CCII (Climate Changes, Impacts & Implications) is a targeted research project that will update and improve projections of climate trends, variability and extremes across New Zealand out to 2100, based on the latest global projections. It will generate new knowledge about the potential impacts of climate change and variability on New Zealand’s environment, including our natural ecosystems and native species, and the impacts on the many productive activities which depend on the environment and enable continued growth and prosperity.
The CCII project is funded by the Ministry of Business, Innovation and Employment (MBIE). The project will run for four years from October 2012 to September 2016.
The work comprises five inter-related research projects:
- Improved climate projections.
- Case studies of key pressures, critical time steps, and potential responses for five important environments: alpine and high elevation native forest ecosystems, high-and hill-country environments, lowland environments, coastal and estuarine systems, and marine food webs.
- Identifying feedbacks, understanding cumulative impacts and recognising limits.
- Increasing the relevance of climate change science and decision-making capacity to consider climate change risks through collaborative learning processes.
- Synthesising the research to support coordinated, evidence-based decision-making and policy development by New Zealand organizations.
The coordinated development of better knowledge of the impacts and implications of climate trends and variability based on stronger modelling systems and enhanced adaptive capacity included in this project will:
- Foster better foresight.
- Reduce potential for perverse outcomes through increased awareness.
- Improve evidence-based decisions. Overall government, business, iwi, and communities will gain capacity to adapt in a timely and robust manner to an increasingly complex, climate-challenged world.

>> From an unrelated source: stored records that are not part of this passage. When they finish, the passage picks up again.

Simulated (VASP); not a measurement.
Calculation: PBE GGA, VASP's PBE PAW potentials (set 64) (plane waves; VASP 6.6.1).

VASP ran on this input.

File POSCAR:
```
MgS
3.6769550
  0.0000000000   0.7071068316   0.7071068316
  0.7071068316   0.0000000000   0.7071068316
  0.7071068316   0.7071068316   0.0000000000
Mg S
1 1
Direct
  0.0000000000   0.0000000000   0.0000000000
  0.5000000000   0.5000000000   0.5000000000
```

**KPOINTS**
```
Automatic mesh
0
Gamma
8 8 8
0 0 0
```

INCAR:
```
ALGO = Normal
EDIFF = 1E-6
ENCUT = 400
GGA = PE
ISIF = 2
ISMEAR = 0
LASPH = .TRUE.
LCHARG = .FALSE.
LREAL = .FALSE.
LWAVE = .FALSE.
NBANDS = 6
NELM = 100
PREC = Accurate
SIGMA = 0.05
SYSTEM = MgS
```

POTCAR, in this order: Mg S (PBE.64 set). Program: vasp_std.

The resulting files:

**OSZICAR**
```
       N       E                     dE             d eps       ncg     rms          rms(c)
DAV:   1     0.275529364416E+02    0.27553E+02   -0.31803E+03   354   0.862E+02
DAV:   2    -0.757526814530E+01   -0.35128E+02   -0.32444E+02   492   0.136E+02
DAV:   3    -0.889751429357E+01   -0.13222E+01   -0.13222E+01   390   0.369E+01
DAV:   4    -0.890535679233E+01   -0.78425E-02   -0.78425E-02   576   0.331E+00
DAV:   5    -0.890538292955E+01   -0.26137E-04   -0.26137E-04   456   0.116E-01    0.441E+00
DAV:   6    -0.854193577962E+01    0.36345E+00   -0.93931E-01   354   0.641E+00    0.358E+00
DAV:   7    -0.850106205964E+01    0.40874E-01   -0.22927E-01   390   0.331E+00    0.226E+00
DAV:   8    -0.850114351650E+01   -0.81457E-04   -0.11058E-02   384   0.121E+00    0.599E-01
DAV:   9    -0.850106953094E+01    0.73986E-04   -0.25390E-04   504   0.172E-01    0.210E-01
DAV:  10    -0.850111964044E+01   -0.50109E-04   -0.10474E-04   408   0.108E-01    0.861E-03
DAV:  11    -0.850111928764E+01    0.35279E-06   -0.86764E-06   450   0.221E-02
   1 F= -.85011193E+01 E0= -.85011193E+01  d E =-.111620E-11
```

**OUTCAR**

This research will significantly improve our knowledge of climate change impacts combined with other critical threats on natural environments (land, freshwater, marine and their components). Knowledge of feedbacks among ecosystem services and impacts of climate change and other drivers (e.g., land-use change) is also much improved, leading to enhanced understanding of cumulative impacts on natural resources and environmental limits. As a result, policy makers, planners, resources managers, business and iwi have the capacity to better anticipate future trends and uncertainties in ecosystem services. They will act adaptively to manage services with minimal risk, thereby maintaining current services and safeguarding future options. Lastly, New Zealand’s businesses that depend on the environment (e.g., primary industries, tourism and energy) accelerate their transition to a “green growth” pathway, thus New Zealand’s economy continues to grow while reducing impacts on the environment.